Contraband cell phones in prisons are on the rise and pose a major threat to the safety and security, according to a new Government Accountability Office report.
But the report finds that the Bureau of Prisons hasn’t coordinated with state prison officials about the best detection and prevention methods and hasn’t developed a system to adequately measure various technologies for keeping cell phones out of federal facilities.
BOP officials confiscated 8,656 cell phones at high, medium, low security institutions and prison camps in 2008, 2009 and 2010, according to the report.
Justice Department officials deemed information about the methods by which cell phones were smuggled into prisons “law enforcement sensitive” and had that information omitted from the report.

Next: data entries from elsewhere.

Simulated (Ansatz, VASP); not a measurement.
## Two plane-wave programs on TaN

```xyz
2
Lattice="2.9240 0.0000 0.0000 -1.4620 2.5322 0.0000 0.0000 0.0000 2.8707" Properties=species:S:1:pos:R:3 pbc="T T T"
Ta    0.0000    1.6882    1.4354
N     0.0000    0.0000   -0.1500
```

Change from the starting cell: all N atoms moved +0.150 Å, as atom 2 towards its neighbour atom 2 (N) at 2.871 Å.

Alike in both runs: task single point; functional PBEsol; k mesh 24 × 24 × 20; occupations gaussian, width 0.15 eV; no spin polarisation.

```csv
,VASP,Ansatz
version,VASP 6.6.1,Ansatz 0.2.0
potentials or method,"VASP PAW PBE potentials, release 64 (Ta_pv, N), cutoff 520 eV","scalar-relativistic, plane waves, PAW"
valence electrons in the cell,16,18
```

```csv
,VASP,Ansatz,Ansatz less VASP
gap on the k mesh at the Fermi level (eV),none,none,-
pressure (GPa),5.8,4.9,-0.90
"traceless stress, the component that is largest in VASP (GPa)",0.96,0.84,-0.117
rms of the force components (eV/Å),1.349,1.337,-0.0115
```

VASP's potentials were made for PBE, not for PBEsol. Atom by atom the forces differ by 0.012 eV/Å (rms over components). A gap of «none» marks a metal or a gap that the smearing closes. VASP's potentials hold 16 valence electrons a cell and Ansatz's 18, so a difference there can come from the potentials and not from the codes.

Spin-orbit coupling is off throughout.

The report does say that cell phones “are often found on the grounds of an institution or in ‘common areas’ such as bathrooms or television rooms rather than in the possession of an inmate directly.” Cell phones are also “frequently passed around and used by several different inmates, making it difficult to link the ownership of a cell phone to a particular inmate,” according to the report.
Besides its search procedures, BOP had implemented two large-scale sensor-based Radio Frequency (RF) cell phone detection systems in two institutions, which the report says is “a technology BOP officials described as being the only effective solution at this time.” The system can detect the presence of cell phones and shows their approximate location on a monitored computer screen.
BOP officials, however, did not subject the RF sensor system to any final assessment or evaluate whether adopting the RF system on a wider scale would be feasible and effective.
Furthermore, the report says that BOP may not be exploring all of its options. The bureau “implemented — and discarded — some technologies without fully evaluating them and documenting results,” according to the report.
BOP did conclude that a Ground Observation Reconnaissance Transmitter (GORT), designed to detect movement of contraband over security fences, did “successfully reduced smuggling of contraband including cell phones at the test location.”
GAO’s report examines the notion that prisoners are resorting to using cell phones because the cost of making phone calls through the official system is too high. BOP charges six cents per minute for local calls and $0.23 per minute for long-distance calls.
But over the past 12 to 18 months, the BOP service “has generated significantly less revenue as inmates purchased more local minutes and fewer long distance minutes,” according to the report.
Call it the Google Voice effect:
BOP officials attribute this shift from long distance to local minute calls to the emergence of technology that allows inmates’ friends and family who do not live within the inmates’ local calling area to acquire telephone numbers local to the inmates’ prison locations. As a result, long distance calls that previously cost inmates $0.23 per minute can now be made for the local rate of $0.06 per minute — a savings of more than 70 percent on a 15-minute call.